Yet, for each company there is a different solution. At an international level, we move from Dropbox which is going towards a fully distributed business model, which is no longer based on a headquarters, but on small scattered hubs, and companies such as Netflix and JP Morgan who can’t wait to embrace their workers again in fully presence mode.
Each company is therefore called upon to think of its own choreography, in different spaces (such as offices, homes, hubs and small regional offices) and with a wide spectrum of personal situations ranging from fully remote workers and totally in-person workers. The important thing is to give a clear framework and share precise guidelines so as not to let employees choose by themselves, but to find a common solution within the team.
Moreover, if, on one hand, digital nomadism and pervasive uncertainty seem to undermine the sense of belonging to one’s company, on the other, as argued by Giampietro Petriglieri, associate professor of Organizational Behavior at INSEAD University, the best way to foster this sense of belonging is to help employees to remain mobile.
How? Providing continuous learning opportunities, and transforming offices into real campuses. In other words, ensuring constant connections with meaningful jobs and interesting people. It is therefore necessary to fast recover the gap created by digital work regarding personal networking, informal learning and mentoring which are the main advantages of working in presence.
Finally, one of the most pervasive effects of the lockdown is seen at another and more subtle level: the crisis of creativity.
Creativity (or the way of coping with the unexpected, the unpredictable and the unknown) comes up when a group of people work together, in close contact, favoring phenomena such as serendipity, the mixing of different skills and ideas, and the exposure to different sensory stimuli.
How then can we foster dispersed creativity?
- Systematizing communication and planning extra-activities that are specifically focused on creativity (such as photography contests or cooking competitions)
- By creating “digital walls” where everyone can contribute to ongoing projects by posting an idea in an unstructured way.
- By using technology to involve more talents in a project, in a more fluid way and despire their geographical distance.

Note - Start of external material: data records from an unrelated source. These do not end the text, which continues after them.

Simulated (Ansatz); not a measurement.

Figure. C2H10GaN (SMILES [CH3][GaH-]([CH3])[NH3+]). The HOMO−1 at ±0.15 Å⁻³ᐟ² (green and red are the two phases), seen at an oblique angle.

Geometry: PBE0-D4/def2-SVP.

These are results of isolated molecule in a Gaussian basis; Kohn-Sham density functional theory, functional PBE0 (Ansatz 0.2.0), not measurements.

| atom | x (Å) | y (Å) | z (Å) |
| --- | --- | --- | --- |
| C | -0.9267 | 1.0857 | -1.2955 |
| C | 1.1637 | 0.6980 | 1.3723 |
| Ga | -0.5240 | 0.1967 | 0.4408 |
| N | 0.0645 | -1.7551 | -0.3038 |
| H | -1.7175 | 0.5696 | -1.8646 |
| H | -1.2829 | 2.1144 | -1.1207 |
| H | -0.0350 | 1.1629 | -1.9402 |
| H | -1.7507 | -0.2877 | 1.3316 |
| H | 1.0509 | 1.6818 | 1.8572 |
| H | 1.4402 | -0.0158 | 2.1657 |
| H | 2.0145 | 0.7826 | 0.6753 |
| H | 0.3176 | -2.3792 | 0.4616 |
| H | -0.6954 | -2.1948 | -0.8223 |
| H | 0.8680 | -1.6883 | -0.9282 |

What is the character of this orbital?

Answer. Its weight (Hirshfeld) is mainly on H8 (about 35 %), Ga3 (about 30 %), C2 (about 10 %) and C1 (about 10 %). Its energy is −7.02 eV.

- Always using new technologies and systems to experiment new ways of working
- Keeping on changing perspectives while working remotely, favoring work in always different areas of the house or in different context.
For these reasons too, face-to-face work appears indispensable, increasingly requiring a new style of management, based on a mutual and transparent trust.
Text by Gabriele Masi.
Pictures from Vitra e-paper issue 05 (March 2021)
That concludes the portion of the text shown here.